It promises two kinds of help for married couples and families.



The first is to "Lower income taxes and introduce full income splitting to reduce the tax burden on married couples and families."



The second is to "Share the load. More people working fewer hours. For those who want to, make it easier to telecommute or work from home. Share jobs. Flex hours."



The first promise - income splitting – conflicts with the second – sharing the load.

With Canada's current, individually based tax system, married couples have an incentive to divide home and work responsibilities. The more a person earns, the higher his or her marginal tax rate. So, from a tax point of view, it makes more sense for the second earner to take a part-time job than for the first earner to work overtime.



Income splitting, however, encourages a traditional division of labour, where one spouse maximizes his or her earnings potential by working long hours, and the other assumes full responsibility for home life. Income splitting means that the primary wage earner working overtime is the best choice, if that's what maximizes the household's income.



Having more people working fewer hours is a laudable goal. But income splitting makes that goal harder to achieve.



Background:

Income splitting advocates often ask; why should the tax system interfere with my choices about how to raise my children? As the Green Party platform says: "Support for those who stay home to raise their children and support for those who need to get back to work while their kids are still young."



Any kind of tax system will distort people's choices. The only question is: which choices are being distorted, and how much? Studies of full income splitting put the cost at between $4-billion and $5-billion in federal revenue alone, or about 3 per cent of federal income tax revenue. The Green Party platform also costs income splitting at $5-billion.



The revenue loss from income splitting could be made up by increasing everybody's income taxes by about 3 per cent. But that would reduce the financial incentive to take a job (or report income). Work decisions are distorted.

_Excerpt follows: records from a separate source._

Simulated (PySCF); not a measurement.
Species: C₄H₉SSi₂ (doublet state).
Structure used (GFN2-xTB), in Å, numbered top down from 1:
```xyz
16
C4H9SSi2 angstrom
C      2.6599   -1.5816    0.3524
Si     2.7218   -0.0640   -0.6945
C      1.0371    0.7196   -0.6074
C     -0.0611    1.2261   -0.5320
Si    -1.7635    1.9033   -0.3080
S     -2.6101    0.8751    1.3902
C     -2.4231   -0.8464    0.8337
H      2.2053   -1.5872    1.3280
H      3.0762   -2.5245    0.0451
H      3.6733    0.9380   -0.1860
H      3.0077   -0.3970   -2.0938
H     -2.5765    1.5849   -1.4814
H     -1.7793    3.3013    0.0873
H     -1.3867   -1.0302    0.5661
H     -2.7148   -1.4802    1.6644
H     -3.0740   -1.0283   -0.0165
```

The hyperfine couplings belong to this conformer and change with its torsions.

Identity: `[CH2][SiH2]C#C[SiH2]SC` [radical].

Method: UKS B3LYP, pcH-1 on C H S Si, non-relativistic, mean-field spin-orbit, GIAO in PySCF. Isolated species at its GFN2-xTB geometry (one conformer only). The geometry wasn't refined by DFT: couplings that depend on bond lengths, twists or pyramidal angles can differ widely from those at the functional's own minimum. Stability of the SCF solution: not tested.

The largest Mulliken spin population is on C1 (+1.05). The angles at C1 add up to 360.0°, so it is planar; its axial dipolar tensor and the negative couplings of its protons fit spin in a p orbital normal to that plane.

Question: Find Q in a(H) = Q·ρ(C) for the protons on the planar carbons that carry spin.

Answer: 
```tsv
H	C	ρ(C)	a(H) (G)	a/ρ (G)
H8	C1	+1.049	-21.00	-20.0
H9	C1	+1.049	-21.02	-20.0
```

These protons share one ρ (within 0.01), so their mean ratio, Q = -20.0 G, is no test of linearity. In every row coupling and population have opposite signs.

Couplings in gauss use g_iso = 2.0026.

Or we could do what the U.S. does -- make up the revenue loss from income splitting by taxing couples at a higher rate than singles. Instead of increasing all taxes by 3 per cent, taxes on marrieds would increase by, say, 5 per cent. But this creates a marriage tax. Two singles could see their tax burden rise when they marry. Marriage decisions are distorted.



The Green Party promises to make up the revenue loss from income splitting through carbon taxes and other kinds of environmental taxes. Carbon taxes distort people's choices by causing them to consume less -- which is a good thing, from an environmental point of view.



However income splitting benefits couples at the middle and top end of the income distribution (the opportunity to income split is worth nothing unless at least one person in the family has a taxable income above $40,000, and the greater the income, the greater the potential benefits).



The burden of environmental taxes falls on those who spend relatively more of their income on carbon-intensive goods such as heating or transportation -- often moderate or low income families. Financing income splitting through environmental taxes transfers money from low and moderate income people to middle and higher income couples.



It's simple to support families with children: give money to families with children. Creating a more universal child benefit system that delivered real benefits to middle-class families would be a good place to start.